A bonus will invariably depend upon the company’s results for the previous year, with payment deemed to be:

  • the same as for a salary payment;
  • when a payment is made; or
  • when the director becomes entitled (or has access) to the payment.

It is possible to have a bonus declared in a set of company accounts such that corporation tax relief may be claimed, but the actual payment is accrued, paid and taxable at a later date. However, a problem can arise for the director where the actual payment date might not be for months, but PAYE will be due. A solution could be for directors to meet before the accounting year end and agree to a commitment to pay the bonus, but not determine the actual amount. This way, the amount for PAYE purposes will not be ‘determined’ by the end of the year.

Dividends

When a dividend is deemed to be subject to income tax in the hands of a shareholder is determined by the period in which payment becomes enforceable. Dividends are treated as paid on the date they become ‘due and payable’, which typically aligns with the payment date, but need not necessarily do so.

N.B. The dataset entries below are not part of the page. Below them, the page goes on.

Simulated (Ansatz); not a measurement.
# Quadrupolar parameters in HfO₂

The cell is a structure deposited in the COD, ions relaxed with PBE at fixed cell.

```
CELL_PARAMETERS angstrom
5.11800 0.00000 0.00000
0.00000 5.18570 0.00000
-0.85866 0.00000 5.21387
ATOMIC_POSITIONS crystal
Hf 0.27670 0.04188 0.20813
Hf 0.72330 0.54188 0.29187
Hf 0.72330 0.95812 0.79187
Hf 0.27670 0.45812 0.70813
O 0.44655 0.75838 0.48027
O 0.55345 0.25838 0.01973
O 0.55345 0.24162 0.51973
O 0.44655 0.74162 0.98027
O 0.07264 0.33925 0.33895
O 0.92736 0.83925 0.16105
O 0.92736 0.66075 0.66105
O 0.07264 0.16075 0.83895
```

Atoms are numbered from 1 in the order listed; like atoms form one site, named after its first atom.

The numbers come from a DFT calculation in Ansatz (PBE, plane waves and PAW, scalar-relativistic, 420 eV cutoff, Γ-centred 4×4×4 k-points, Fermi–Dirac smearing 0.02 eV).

The general principles for determination are:

  • The resolution by the directors to pay an interim dividend does not create an enforceable debt, because the directors may revoke a decision to pay an interim dividend prior to the date of payment; therefore, an interim dividend is deemed paid when payment is made.
  • In comparison, final dividends are declared at the end of the financial year and approved by the shareholders at the annual general meeting (AGM). Importantly, the payment date is the payment date specified by the company, often shortly after the AGM but need not necessarily be so. Final dividends declared with a stipulation as to date of payment, do not create an enforceable debt until that date. In comparison, final dividends without any stipulation create an immediately enforceable debt.

Doubts about the date of payment can be settled by inserting a clear statement in the company’s articles of association confirming when enforceable debts are created. Minutes of directors’ meetings (or written resolutions, as applicable) should also make it clear how and when each dividend will be paid, and that the declaration creates an enforceable debt.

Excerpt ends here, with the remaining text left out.